More About Relations

Chapter 4: Relations

Learning objectives

Define reflexive, symmetric, transitive, and antisymmetric
Decide whether a given relation has each property
Compose two relations and compute the result
Use counterexamples to disprove a property

Why classify relations at all? Because once you know which properties a relation has, you instantly know how it behaves. Reflexive + symmetric + transitive forces a partition (equivalence classes — §4.5). Reflexive + antisymmetric + transitive forces an ordering (§4.4). The three or four small properties below recur everywhere in algebra, logic, computer science, and database design. Getting fluent at spotting these properties — and at building counterexamples when one fails — is the core skill of this chapter.

The four properties

Let $R$ be a relation on a set $A$ . We say $R$ is:

reflexive if $\forall a \in A,, aRa$ — everyone is connected to themselves.
symmetric if $\forall a, b \in A,, aRb \Rightarrow bRa$ — arrows come in pairs.
transitive if $\forall a, b, c \in A,, (aRb \wedge bRc) \Rightarrow aRc$ — chains shortcut.
antisymmetric if $\forall a, b \in A,, (aRb \wedge bRa) \Rightarrow a = b$ — the only two-way arrows are self-loops.
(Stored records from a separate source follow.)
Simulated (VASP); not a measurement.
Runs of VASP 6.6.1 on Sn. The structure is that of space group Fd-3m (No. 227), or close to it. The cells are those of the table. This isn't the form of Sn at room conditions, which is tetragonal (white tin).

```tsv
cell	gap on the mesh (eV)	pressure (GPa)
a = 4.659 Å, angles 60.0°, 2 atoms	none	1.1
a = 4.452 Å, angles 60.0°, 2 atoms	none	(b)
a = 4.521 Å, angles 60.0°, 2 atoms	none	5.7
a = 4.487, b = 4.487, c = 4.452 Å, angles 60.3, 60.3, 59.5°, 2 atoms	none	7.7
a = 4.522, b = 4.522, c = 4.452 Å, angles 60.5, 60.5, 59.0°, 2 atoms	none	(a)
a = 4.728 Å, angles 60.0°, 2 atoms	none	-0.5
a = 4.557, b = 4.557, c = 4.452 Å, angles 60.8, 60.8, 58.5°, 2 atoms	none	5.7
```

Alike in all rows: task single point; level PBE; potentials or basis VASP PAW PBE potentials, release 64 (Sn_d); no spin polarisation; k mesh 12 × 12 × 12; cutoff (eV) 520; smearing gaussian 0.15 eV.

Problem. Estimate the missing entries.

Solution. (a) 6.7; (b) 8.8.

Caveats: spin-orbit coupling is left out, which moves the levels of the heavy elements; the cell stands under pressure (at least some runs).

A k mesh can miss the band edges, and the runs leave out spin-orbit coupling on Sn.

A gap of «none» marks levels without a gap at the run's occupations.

To prove a property holds, show the universal statement for all relevant elements. To disprove it, exhibit a single counterexample — one bad pair (or chain) is enough.

Composition of relations

Given $R \subseteq A \times B$ and $S \subseteq B \times C$ , the composition $S \circ R \subseteq A \times C$ is

S \circ R = \{(a, c) \mid \exists b \in B,\, aRb \wedge bSc\}.

To get an $(a, c)$ pair in $S \circ R$ , you need a "stepping-stone" $b$ that links $a$ to $c$ in two hops. Composition is associative: $T \circ (S \circ R) = (T \circ S) \circ R$ . It is generally not commutative. A useful identity: $(S \circ R)^{-1} = R^{-1} \circ S^{-1}$ — the order reverses, just like for inverse functions.

Pause and think: The "is parent of" relation on a set of people. Is it reflexive? Symmetric? Antisymmetric? Transitive? Build a single counterexample for each property that fails. (Hint: a person is not their own parent; parents don’t parent their parents; if A parents B and B parents C, is A automatically a parent of C?)

Try it

For $R = {(1,1),(2,2),(3,3),(1,2),(2,1)}$ on ${1,2,3}$ , check all four properties.
Show by counterexample that "is a friend of" is generally not transitive.
Compute $R \circ R$ when $R = {(1,2),(2,3),(3,1)}$ . Then compute $R \circ R \circ R$ .
Predict: if $R$ is symmetric, what does $R \circ R$ look like? Test with a small example.
Is the relation $<$ on $\mathbb{Z}$ antisymmetric? Argue from the definition.

A trap to watch for

Many students confuse antisymmetric with asymmetric or with "not symmetric." Antisymmetric does not mean "no pairs come in both directions" — it allows the pair $(a, a)$ (since trivially $a = a$ ). So the equality relation ${(1,1),(2,2),(3,3)}$ is both symmetric and antisymmetric. The two properties are not opposites — both can hold. The condition is: if you ever have both $aRb$ and $bRa$ , then $a$ must equal $b$ . (For the record: an asymmetric relation requires $aRb \Rightarrow \neg bRa$ , which forbids self-loops; that is strictly stronger than antisymmetric.)

What you now know

You can list the four basic properties of relations, prove each one with a universal argument, disprove each with a single counterexample, and compose two relations to chain their reach. Section 4.4 specialises to relations that are reflexive + antisymmetric + transitive — orderings — and §4.5 to relations that are reflexive + symmetric + transitive — equivalences.

References

Velleman, D. J. (2019). How to Prove It (3rd ed.). Cambridge University Press, §4.3.
Hammack, R. (2018). Book of Proof, ch. 11.
Bloch, E. D. (2011). Proofs and Fundamentals (2nd ed.). Springer, ch. 5.
Cormen, T. H., Leiserson, C. E., Rivest, R. L., Stein, C. (2009). Introduction to Algorithms (3rd ed.). MIT Press, §25.2 (transitive closure).